Please note we treat \(\log\omega\) as a vector due to an issue in ReverseDiff.jl https://github.com/JuliaDiff/ReverseDiff.jl/issues/214. While this tutorial will use ForwardDiff.jl, we keep this convention so reverse mode AD can be used if one wishes.

function urchins(log_ω, log_g, log_p, a)
    ω = @. exp(log_ω)
    p = @. exp(log_p)
    g = @. exp(log_g)
    am = @. log(p/(g*ω))/g
    μ = map(p,g,a,am) do pi,gi,ai,ami
        ifelse(ai < ami, ω[1] * exp(gi*ai), pi/gi + pi*(ai-ami))
    end
    return μ
end

Next we write the function \(f_{\theta}(y,b)\), the joint density of the data and random effects. We use the loglikelihood function from Distributions.jl to calculate the contributions to the likelihood (density) from \(y\) and \(b\).

using Distributions

function urchins_jll(y, θ, log_g, log_p, a)
    log_ω, μg, log_σg, μp, log_σp, log_σ = θ
    μ = urchins([log_ω], log_g, log_p, a) # predicted values
    data_ll = @. loglikelihood(Normal(sqrt(μ), exp(log_σ)), sqrt(y))
    g_ll = loglikelihood(Normal(μg, exp(log_σg)), log_g)
    p_ll = loglikelihood(Normal(μp, exp(log_σp)), log_p)
    return sum(data_ll) + g_ll + p_ll
end

Now we can define the function that does the Laplace approximation of the marginal log density (likelihood) of the data. We use ForwardDiff.jl for automatic differentiation of gradients (for the LBFGS optimization of \(\hat{b}\)) and Hessians (for \(H\)).

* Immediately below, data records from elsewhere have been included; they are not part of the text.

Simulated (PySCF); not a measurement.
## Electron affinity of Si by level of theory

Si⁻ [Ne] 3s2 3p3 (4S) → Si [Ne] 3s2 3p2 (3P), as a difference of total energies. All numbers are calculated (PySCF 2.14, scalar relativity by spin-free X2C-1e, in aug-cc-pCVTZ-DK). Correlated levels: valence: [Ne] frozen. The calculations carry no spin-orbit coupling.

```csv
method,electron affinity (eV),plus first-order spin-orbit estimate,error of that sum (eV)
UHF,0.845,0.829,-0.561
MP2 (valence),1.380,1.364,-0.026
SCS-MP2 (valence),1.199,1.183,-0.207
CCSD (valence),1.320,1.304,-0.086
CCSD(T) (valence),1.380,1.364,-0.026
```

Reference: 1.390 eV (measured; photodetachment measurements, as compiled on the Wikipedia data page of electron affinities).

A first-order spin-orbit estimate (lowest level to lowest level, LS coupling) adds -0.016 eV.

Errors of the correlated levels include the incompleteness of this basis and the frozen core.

We use GradientConfig to get a better chunk size for forward AD (see docs). The function takes arguments y for the urchin volumes, a for the urchin ages, θ for the fixed effects/parameters, and also cols for a color vector and sparse for a sparsity pattern. These last two arguments are used to make calculation of the Hessian much more efficient. They are passed to numauto_color_hessian to compute \(H\), a function from SparseDiffTools.jl.

function urchins_laplace_ll(y, a, θ, cols, sparse)

    # generic info
    n = length(y)
    b = [fill(θ[2],n); fill(θ[4],n)]
    nb = length(b)

    # objective to optimize the random effects
    f(x) = -urchins_jll(y, θ, x[1:n], x[n+1:end], a)

    # set up ForwardDiff gradient for optimizing random effects
    gconfig = ForwardDiff.GradientConfig(f, b)
    g!(G, x) = ForwardDiff.gradient!(G, f, x, gconfig)

    # optim r.e.
    re_mle = optimize(f, g!, b, LBFGS(linesearch=LineSearches.BackTracking()))

    # compute Hessian at MLE of r.e.
    H = numauto_color_hessian(f, re_mle.minimizer, cols, sparse)

    return -re_mle.minimum + 0.5 * (log((2π)^nb) - logdet(H))
end

The final line of the function urchins_laplace_ll calculates the Laplace approximation to the marginal log likelihood. Take the log of the Laplace approximation of the marginal log likelihood: \(\log f_{\theta}(y,\hat{b}) \frac{2\pi^{n_{b}/2}}{|H|^{1/2}} = \log f_{\theta}(y,\hat{b}) + \log \frac{2\pi^{n_{b}/2}}{|H|^{1/2}}\). Then, \(\log \frac{2\pi^{n_{b}/2}}{|H|^{1/2}} = \log \left(\frac{2\pi^{n_{b}}}{|H|}\right)^{1/2} = 1/2 \left( \log 2\pi^{n_{b}} - \log |H|\right)\), so the final line calculates \(\log f_{\theta}(y,\hat{b}) + 1/2 \left( \log 2\pi^{n_{b}} - \log |H|\right)\).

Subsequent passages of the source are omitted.